- Golf predictions: Where to begin?
- The basis of a golf predictions model
- The impact of survivorship bias in golf

Golf is a notoriously hard sport to predict. Data Golf have spent years honing a golf predictions model that uses statistical modelling to help provide a more accurate reflection of player performance. How can you use statistics to make golf predictions? Read on to find out.

On its surface, predicting a sport like golf seems complicated: typically anywhere from 132 to 156 players compete on playing fields (i.e. golf courses) that can differ drastically from one tournament to the next. If the goal is to effectively predict outcomes of golf tournaments, where should one start?

The answer, in our opinion, lies in the domain of statistical modelling. A statistical model describes the process by which a set of data (e.g. scores in a golf tournament) are generated.

In this article, we describe a simple model of golf scores and analyse its main implications for interpreting golf data.

### Golf predictions: Where to begin?

What matters in golf tournaments is not a player’s raw score, but their score relative to the field. A 72 in a tournament where the field averaged 74 would be deemed a performance 4 strokes better than a 72 where the field averaged 70. This adjustment is problematic if the golfers comprising the two tournament fields are not of equal quality (this is a point we will ignore for the time being).

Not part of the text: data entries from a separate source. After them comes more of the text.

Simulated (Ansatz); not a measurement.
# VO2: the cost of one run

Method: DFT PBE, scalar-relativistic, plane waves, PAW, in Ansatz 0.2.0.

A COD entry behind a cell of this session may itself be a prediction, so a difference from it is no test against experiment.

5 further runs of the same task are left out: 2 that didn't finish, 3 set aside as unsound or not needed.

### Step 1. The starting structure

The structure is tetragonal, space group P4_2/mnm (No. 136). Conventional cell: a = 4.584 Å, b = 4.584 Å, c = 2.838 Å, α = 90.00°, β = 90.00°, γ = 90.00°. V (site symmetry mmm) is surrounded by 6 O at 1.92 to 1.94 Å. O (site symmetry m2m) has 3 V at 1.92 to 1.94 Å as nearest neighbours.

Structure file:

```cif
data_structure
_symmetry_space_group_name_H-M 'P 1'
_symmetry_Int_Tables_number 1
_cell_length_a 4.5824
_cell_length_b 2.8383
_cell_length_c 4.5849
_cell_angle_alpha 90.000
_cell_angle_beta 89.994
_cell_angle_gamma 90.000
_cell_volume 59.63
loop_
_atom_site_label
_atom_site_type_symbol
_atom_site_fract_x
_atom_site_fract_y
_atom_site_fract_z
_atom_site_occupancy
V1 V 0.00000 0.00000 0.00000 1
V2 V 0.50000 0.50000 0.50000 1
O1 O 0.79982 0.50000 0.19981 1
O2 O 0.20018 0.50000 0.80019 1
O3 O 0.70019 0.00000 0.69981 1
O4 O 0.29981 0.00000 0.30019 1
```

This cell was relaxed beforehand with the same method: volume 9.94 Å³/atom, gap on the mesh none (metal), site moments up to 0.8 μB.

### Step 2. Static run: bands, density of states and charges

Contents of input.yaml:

With scores adjusted relative to the field, which we will refer to simply as “score” from here on, the next step is to describe how these scores are generated (i.e. to build a model).

First, we make an assumption that greatly simplifies the problem: suppose that the scores of different golfers at a given course are independent – that is, the performance of one golfer tells us nothing about the performance of another.

This reduces the problem of predicting outcomes of golf tournaments into many separate, simpler problems: namely, predicting the scores of each individual golfer.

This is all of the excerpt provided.